For decades, coming to the big leagues from the international player pool has been anything but a straightforward process. Outside of the familiar confines and routines of the annual domestic MLB draft exists a vast and largely unregulated worldwide game of scouting “walking lottery tickets,” as Cuban player defector Billy Henderson detailed to Sports Illustrated’s Greg Bishop. Each country presents its own challenges in making it to the big leagues, whether it be the long history of Cuban players defecting to the United States, iconic Japanese players being posted by their teams, or players throughout Latin America being “discovered” on quite literally a weekly basis.
I mean, come on — look at the Detroit Tigers roster right now! The Tigers have not sent a domestic-born player to the All-Star Game since 2019 when Shane Greene represented Detroit in Cleveland.
Major League Baseball is on the cusp of making a decision on whether they will establish an international draft beginning in 2024. As detailed in this recent New York Times piece, no country would be greater impacted by this decision than the Dominican Republic, where baseball community members are divided on the implications of a draft. Perhaps the one true All-Star success story for the Tigers in recent years has been relief pitcher Gregory Soto, a Dominican Republic native who signed as an international free agent in 2012 at age 17.

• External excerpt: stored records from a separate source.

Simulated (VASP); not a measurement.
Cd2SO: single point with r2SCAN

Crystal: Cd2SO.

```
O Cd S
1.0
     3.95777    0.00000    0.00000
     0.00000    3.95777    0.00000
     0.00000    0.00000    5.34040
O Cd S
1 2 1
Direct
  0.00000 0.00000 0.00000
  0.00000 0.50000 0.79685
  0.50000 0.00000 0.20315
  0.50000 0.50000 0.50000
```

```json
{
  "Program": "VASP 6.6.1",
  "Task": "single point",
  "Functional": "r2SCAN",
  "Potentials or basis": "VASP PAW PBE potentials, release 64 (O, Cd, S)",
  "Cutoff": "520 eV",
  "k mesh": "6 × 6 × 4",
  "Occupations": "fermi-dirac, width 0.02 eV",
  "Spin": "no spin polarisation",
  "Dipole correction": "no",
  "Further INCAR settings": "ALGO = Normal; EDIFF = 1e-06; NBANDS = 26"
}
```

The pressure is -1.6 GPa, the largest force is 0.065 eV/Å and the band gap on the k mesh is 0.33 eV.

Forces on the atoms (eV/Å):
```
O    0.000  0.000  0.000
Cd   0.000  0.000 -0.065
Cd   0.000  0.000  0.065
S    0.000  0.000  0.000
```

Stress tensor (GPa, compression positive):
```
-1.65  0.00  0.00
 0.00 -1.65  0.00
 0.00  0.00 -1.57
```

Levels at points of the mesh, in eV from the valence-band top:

The most noteworthy international player in Detroit Tigers history is undoubtedly Miguel Cabrera, who spoke on the issue one week ago at All-Star Game media availability. “Whatever decision they make, I hope it’s the right decision for the future of Latin American players — for them to keep growing Latin American legends and have more Latin American players here in the United States. I hope it’s not a door that closes, but a door that opens,” Cabrera told reporters on Monday.
Personally, in an age of rapid globalization, I strongly believe that it makes sense to regulate the system for international players joining the league. Left as is, the present international system, at best, is a competitive balance issue for Major League Baseball, as free agency inherently is biased toward big market teams). At its worst, the present system’s relative lack of regulation and structure has led to corruption and cheating. We will see whether MLB and the union reach an agreement today.
Riley Greene slots No. 48 on FanGraphs’ 2022 Trade Value list, Spencer Torkelson an honorable mention
Each year, FanGraphs ranks their top 50 most valuable assets in Major League Baseball. In this year’s rendition, the two crown jewels in the Tigers’ organization, Riley Greene and Spencer Torkelson, ranked No. 48 and an honorable mention, respectively. Hopefully, both will climb on the list next season and the Tigers will have another young player at the very least sneak into the honorable mentions. At the very least, it’s nice to see two familiar names in this series for the first time in years.
Tigers’ first-round selection Jace Jung signs rookie contract
Welcome to the organization, Jace!
All eyes are on Juan Soto as trade deadline looms
Speaking of iconic baseball players from the Dominican Republic, trade rumors revolving around Washington Nationals outfielder Juan Soto are intensifying following reports last week that Soto rejected a significant contract extension offer from Washington. The MLB trade deadline is next Tuesday, August 2, at 6:00 p.m. EDT. I’m not sure that we will see a Juan Soto deal in-season, as the asking price appears to be higher than any player ever before. Soto currently holds a 149 wRC+ this year despite batting just .245, as his otherworldly 20.2% walk rate means that he has maintained a .401 on-base percentage through 94 games this season.
Craig Monroe had a classic car stolen
Detroit Tigers broadcaster Craig Monroe had a classic car stolen from his garage in Troy over the weekend, officials said. https://t.co/ezBDBLj4a7
— Local 4 WDIV Detroit (@Local4News) July 25, 2022
At least they didn’t raid his suit closet?
Enjoy Andrew Chafin while we have him
The Cubs fans miss him, and I’m sure the Athletics fans miss him. If only we had received his services during a period of more meaningful baseball.